Social media traces: the end of opinion polls?

In 2008 Chris Anderson published the article “The end of theory” that created great agitation among the scientific community. In it, Anderson stated that the enormity of data available today made the scientific method of hypothesising, modelling and testing obsolete. His main argument was that with enough data – this is, with the quantity of digital data available today – numbers speak for themselves. His article welcomed a new era of theory-free science, in which finding patterns in data – correlations between variables – would be the new way of doing science. Together with Anderson, numerous are the voices proclaiming the data deluge as a turning point for science.

In the field of public opinion research, voices claiming the obsolescence of surveys have not been absent. In their article “The Coming Crisis of Empirical Sociology”, Savage and Burrows (2007) stress the historicity of sample surveys. They explain that the relative pre-eminence that this research tool enjoyed in the second half of the 20th century had been because, with respect to the level of technology existing at that point of time, statistical inference was the most cost-efficient method. Indeed, in a moment in which storage, manipulation and processing of data were extremely expensive, statistical inference from a representative sample-based survey was the only way for predicting characteristics of an entire population without having to conduct a census. However, in today’s world, surveys would be losing their cost-effectiveness. This would be due to two reasons. First, because society would no longer be the same. Response rates to surveys have been falling and in consequence it is becoming increasingly expensive to make statistical inferences. Second, because with an ever-increasing digitalisation of the human existence, the enormity of available data documenting so much of our lives today would be a much cheaper alternative to surveys. Why investing in designing questionnaires and asking people questions, why even producing new data, when there are enormous quantities of data giving so much more detail about people’s behaviours, interests and opinions than what any questionnaire could ever collect?
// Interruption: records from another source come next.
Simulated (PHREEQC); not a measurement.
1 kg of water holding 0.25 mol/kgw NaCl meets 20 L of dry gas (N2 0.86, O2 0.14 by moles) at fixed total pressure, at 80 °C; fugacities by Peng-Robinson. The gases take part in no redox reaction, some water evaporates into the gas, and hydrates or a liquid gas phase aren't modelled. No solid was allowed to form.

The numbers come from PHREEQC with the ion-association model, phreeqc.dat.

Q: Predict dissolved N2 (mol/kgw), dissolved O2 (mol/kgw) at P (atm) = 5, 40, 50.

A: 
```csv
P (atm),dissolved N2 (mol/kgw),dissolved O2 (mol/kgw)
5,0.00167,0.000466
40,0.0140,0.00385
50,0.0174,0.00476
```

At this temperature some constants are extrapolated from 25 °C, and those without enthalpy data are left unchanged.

As promising as these massive quantities of data may seem, the complete replacement of surveys with Big Data analytics seems nonetheless quite unlikely, at least in the coming years. This article will expose the challenges that the analysis of social media traces poses to the study of opinion, postulating that the end of polls is not yet in sight.

A new society demands new methods

When the Internet was a novelty, as Dillman and colleagues (2014) explain, a great optimism was shared among surveyors: reaching people would become much easier, faster and cheaper, and consequently response rates would increase. In particular in the field of market research, surveyors started very early to digitalised their methods, and surveys began to be conducted online.

Something in these predictions, however, went wrong. Response rates to survey questionnaires have not increased as expected, which compromises the capacity of these sources of data to make statistical inferences about the entire population being studied. What went wrong was the incapacity of seizing the true nature of the changes introduced by the Internet, and thus of foreseeing the full impact that it would have over society.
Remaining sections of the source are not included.